Only relevant when algorithm.adv_estimator=gae (GRPO and similar are critic-free).

Key	Description
`critic.model.path`	Critic model path (often the same as the actor).
`critic.model.enable_activation_offload`	Memory trade for the critic.
`critic.ppo_mini_batch_size`	Critic mini-batch size.
`critic.ppo_micro_batch_size_per_gpu`	Critic per-GPU micro-batch.

`trainer.*` — Training Loop & Logging¶

Key	Description
`trainer.project_name`	WandB / logger project.
`trainer.experiment_name`	WandB / logger run name.
`trainer.logger`	List of loggers, e.g. `['console','wandb']`.
`trainer.n_gpus_per_node`	GPUs per node.
`trainer.nnodes`	Number of nodes.
`trainer.total_training_steps`	Total outer training steps.
`trainer.save_freq`	Checkpoint every N steps.
`trainer.test_freq`	Run validation every N steps.
`trainer.val_before_train`	Run validation once before training begins (sanity check).
`trainer.critic_warmup`	Number of critic-only warmup steps (only relevant for GAE).

Canonical Example¶

The WebShop training script wires the above together as a single agentfly.cli train invocation. This is a clean Hydra-only example (Ray cluster setup is handled separately by your launcher):

model=Qwen/Qwen2.5-3B-Instruct


system_prompt="You are an autonomous shopping agent operating in the WebShop web environment. Your goal is to purchase exactly one product that best matches the user's natural-language instruction.
You must conduct reasoning inside <think> and </think> first every time you get new information. After reasoning, you can do one action by <action> action </action>. If you think you have finished the task, summarize what you have done.

## WebShop page types (you will infer from observation)

- WebShop states are webpages of four types: Search page, Results page, Item page, Item-detail page.

## Available actions (the ONLY actions you may take)
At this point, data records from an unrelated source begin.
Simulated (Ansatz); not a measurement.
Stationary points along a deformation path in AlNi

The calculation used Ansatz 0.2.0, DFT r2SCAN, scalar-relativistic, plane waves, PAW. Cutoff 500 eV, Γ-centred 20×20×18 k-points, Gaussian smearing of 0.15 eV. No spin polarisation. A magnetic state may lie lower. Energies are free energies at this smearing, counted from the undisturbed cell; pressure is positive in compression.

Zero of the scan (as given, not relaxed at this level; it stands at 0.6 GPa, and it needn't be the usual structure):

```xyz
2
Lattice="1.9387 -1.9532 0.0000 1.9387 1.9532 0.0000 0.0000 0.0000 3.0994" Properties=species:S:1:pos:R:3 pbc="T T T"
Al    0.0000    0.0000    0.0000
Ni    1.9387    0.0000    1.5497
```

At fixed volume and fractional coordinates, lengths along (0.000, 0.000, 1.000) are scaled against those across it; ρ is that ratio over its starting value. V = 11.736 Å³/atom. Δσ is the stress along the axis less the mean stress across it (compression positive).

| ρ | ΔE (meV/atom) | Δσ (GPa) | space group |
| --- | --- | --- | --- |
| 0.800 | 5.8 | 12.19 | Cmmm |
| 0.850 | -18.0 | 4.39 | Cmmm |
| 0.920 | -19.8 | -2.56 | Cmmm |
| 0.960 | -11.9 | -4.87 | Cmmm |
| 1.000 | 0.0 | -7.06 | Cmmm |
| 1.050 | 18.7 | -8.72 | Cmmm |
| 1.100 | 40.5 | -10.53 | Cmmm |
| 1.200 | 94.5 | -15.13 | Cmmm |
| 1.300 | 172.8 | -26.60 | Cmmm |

### Search action (only available on the Search page):

- search[QUERY]: Search -> Results
- QUERY should be a short, high-signal shopping query.

### Choose action (only available on non-search pages; you must choose one of the clickable buttons shown in the page):

- choose[Back to search]: * -> Search
- choose[Prev page] / choose[Next page]: Results -> Results
- choose[PRODUCT_TITLE]: Results -> Item
- choose[OPTION]: Item -> Item (e.g., size/color/pack)
- choose[Desc] / choose[Overview]: Item -> Item-detail
- choose[Previous]: Item-detail -> Item
- choose[Buy] (or choose[Buy Now] if that is the button text shown): Item -> Episode End

Remember that you must put your action inside <action> and </action> tags."

template=action-agent
lr=5e-7
max_model_len=16384
max_new_tokens_per_turn=384
val_batch_size=512
batch_size=64
num_chains=8
# full on-policy
mini_batch_size=$((batch_size * num_chains))
kl_coef=0.001
train_dataset="./data/rlhf/webshop/webshop_goals_train.json"
eval_dataset="./data/rlhf/webshop/webshop_goals_val.json"
# adv_estimator=rloo
# adv_estimator=reinforce_plus_plus
# adv_estimator=remax
adv_estimator=grpo
# adv_estimator=gae

agent_type=action
tools="[webshop_browser_action]"
reward_name="webshop_reward"

entropy_coeff=0.001
kl_loss_type=mse
max_turns=15
lr_warmup_steps_ratio=0.01
total_training_steps=200

model_base_name=$(basename $model)
project_name="Open"
experiment_name="webshop_${model_base_name}_${adv_estimator}_test"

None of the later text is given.